CIOs Moving to the Cloud: The buck still stops with you
Amazon Web Services has been going through a much publicised outage, which has lasted by all appearances more than 12 hours. A range of services including Hootsuite, Reddit, Heroku, Foursquare, Quora and others have all faced major disruptions.
What is interesting is how they have positioned these outages: many have said EC2 is great, but they are having a bit of a problem at the moment. It appears these providers are taking the view that “whew, glad we outsourced our stuff so that it is clear that is not OUR fault that something like this has happened, and we can point to other vendors to prove the case that it wasn’t us – just imagine if we had have done this on our own servers and this happened, we would have been much more at fault!”
Just because systems are moved to the cloud doesn’t mitigate the responsibility to ensure mission critical outages are mitigated. If a business has a use-case that cannot tolerate down time then that business needs to architect their solution in a way that prevents downtime. Cost tradeoffs are always an issue, but if something goes wrong, and the cost of that problem is too high, then perhaps the service isn’t really feasible.
Imagine an airline providing a service where they cut costs on safety in order to offer a cheap service… Doesn’t bear thinking about. Imagine that the airline outsourced their safety inspections to a third party and then wiped their hands of responsibility in the event of a “downtime”. No-one would buy that.

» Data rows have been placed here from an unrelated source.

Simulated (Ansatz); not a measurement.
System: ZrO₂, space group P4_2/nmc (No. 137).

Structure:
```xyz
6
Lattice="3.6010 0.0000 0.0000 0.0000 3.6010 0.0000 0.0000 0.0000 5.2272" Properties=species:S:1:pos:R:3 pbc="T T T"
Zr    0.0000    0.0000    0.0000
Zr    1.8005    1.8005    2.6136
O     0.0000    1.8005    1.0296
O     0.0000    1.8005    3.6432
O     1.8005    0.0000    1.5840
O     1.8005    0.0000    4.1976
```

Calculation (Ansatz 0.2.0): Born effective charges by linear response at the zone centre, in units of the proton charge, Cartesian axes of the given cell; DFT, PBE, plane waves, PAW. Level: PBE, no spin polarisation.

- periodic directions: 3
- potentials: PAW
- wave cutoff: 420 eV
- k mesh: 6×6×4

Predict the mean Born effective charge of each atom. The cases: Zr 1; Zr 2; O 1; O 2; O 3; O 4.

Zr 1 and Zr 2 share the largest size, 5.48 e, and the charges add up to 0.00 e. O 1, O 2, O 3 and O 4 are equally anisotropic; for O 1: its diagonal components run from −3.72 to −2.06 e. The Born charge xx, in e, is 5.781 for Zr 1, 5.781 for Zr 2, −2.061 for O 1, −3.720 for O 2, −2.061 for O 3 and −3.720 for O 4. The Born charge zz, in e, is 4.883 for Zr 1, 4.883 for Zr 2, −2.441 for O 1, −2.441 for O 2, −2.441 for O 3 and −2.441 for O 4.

The whole point about the cloud is that it enables you to free your thinking about one provider. Even if you stick with an Amazon only solution, or a Microsoft or Google or Salesforce or Rackspace or whatever solution, you still need to architect things in a way that allows you to accept the consequences of any flaws, no matter how they are caused.
After all, you are the service provider to your customer base – how you decide to deliver that is up to you.
A lot of people are learning a very hard lesson at the moment – there are good ways and bad ways of doing things. For some, a 12 hour outage is hardly a problem, but for others it can ruin lives.